Henry Ossawa Tanner and the Art of Sympathy

Nathan Beacom
Nathan Beacom is a writer from Des Moines, Iowa. His writing can be found in Plough Quarterly, Civil Eats, The New Atlantis, and elsewhere.

Crucified on his own easel, Henry Tanner lay on the pavement on a cool Philadelphia evening. A clique of students at the Pennsylvania Academy of the Fine Arts had tied the young painter, their only black peer, to his equipment and thrown him in the street. We know of this incident only from the perspective of its perpetrator – a decent etcher but reproachable person – Joseph Pennell. Tanner never mentioned it. His response to the sins of racism in his country tended more toward disappointment and heartbreak than anger, but there is no doubt that the injustice, meanness, condescension, and abuse with which he was treated affected and hurt him very deeply.

In consequence, he spent much of his adult life in Paris, where society, including his community of American expats, was more welcoming. As Tanner grew in renown, the country that birthed him came to embrace him, with the top museums and collectors clamoring for his work and the papers showering praise upon his artistry. Today, though, most Americans have forgotten him. That’s a shame. Tanner’s art is a uniquely American affirmation of what is supposed to be the American creed: the equal dignity of all people.

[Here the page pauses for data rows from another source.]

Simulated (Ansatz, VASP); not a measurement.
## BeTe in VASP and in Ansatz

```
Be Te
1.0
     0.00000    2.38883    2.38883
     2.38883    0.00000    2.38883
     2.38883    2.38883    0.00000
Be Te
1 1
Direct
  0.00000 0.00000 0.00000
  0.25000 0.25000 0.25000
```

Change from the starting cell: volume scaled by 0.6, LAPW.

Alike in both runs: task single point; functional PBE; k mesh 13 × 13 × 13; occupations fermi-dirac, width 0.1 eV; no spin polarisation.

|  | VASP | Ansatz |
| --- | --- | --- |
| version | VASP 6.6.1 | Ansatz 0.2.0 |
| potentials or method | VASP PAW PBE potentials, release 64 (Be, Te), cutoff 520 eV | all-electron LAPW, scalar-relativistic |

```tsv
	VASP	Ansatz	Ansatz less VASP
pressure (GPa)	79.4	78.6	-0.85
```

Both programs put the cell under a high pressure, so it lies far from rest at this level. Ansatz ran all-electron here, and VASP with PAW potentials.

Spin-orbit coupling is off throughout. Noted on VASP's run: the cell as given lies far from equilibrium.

What struck Tanner most deeply about racism (he told a friend that a brief encounter on the street would nag at him for weeks) was the conflict it presented with his certainty that, like anyone else, he was a son of God. Race hatred (as he called it) was not just a personal attack, but an affront to divine justice. In a quiet way, his art was subverting the impulse to dehumanize by proclaiming in paint the dignity of the human person.